Danny Kelly, a schoolboy from Melbourne’s unfashionable northern suburbs has been awarded a swimming scholarship at one of the top private schools. He’s an outsider, but once he beats the rich kids in the pool he finds himself welcomed by those who had first given him the cold shoulder. He is christened Barracuda in recognition not only of his swimming talent but also his pugnacious attitude. The school swimming coach, Frank Torma, offers personal training twice a day and entertains the elite swimmers at his house, buying in the best pizzas they will ever eat. Danny’s future is already written.

For a moment, we could be forgiven for imagining ourselves in a Chris Cleave novel.
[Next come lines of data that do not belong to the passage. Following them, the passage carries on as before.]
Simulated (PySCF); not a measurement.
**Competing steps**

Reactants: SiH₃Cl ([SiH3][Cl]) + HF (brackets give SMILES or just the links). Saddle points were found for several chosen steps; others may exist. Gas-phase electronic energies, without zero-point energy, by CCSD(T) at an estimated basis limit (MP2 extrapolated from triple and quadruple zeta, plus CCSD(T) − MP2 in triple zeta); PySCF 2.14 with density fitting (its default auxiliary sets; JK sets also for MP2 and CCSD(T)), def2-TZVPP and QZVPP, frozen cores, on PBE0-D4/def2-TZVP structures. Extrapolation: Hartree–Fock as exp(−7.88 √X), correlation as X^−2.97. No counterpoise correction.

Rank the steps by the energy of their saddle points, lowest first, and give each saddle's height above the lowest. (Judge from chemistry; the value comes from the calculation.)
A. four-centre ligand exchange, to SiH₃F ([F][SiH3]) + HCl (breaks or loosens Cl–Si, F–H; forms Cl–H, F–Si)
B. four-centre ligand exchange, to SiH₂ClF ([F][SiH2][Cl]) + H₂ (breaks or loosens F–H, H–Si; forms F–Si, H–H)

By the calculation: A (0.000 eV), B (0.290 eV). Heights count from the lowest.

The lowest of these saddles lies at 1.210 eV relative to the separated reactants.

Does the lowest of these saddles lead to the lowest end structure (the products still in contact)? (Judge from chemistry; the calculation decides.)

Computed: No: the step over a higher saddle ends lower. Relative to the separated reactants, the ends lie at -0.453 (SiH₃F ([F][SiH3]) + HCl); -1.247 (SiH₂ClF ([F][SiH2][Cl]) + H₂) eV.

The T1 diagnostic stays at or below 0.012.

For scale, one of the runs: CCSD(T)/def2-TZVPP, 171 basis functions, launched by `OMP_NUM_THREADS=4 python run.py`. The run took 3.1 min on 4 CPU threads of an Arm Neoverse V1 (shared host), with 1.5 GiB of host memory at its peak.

But, as each chapter progresses relentlessly forward from 1994 to the present day, the chapters have little codas in which time starts now and works backwards. After a couple of chapters, it becomes clear that there is a disconnect between the anticipated future and reality. There is one chapter, at the end of Part One, where the unwinding future narrative and the forward paced main narrative pass one another. That is the opening ceremony of the 2000 Sydney Olympics, the moment Danny and coach Torma had been planning for…

As in The Slap, Christos Tsiolkas shows us the seamy, venal, unsympathetic face of modern Melbourne. It’s back in Barracuda – the bigoted, blinkered views are on display in abundance. There’s the Jehovah’s witnesses; the chip-on-the-shoulder working class Scot; the grand old lady; the gay lover; the Turkish tomboy; and Frank Torma, the sports mad Slav. Danny is selfish and whingey; he sees others purely in terms of what they can – or won’t – do for him. Danny does change through the course of the novel, and we come to reappraise a number of the characters. We start to see human sides behind the veneer, but it doesn’t totally excuse the behaviour.

As some people tiresomely point out, there are some sweary words in Barracuda. But there’s nothing quite as rude as the way Tsiolkas bursts our bubbles – holds up a mirror and shows us what we really are. Danny may be superficial, but we are even more so for caring about his destiny. As in The Slap, we are left feeling that we, as with the characters, are essentially ephemeral, doing things of no consequence against a background of relentless progress that will sweep us away into oblivion.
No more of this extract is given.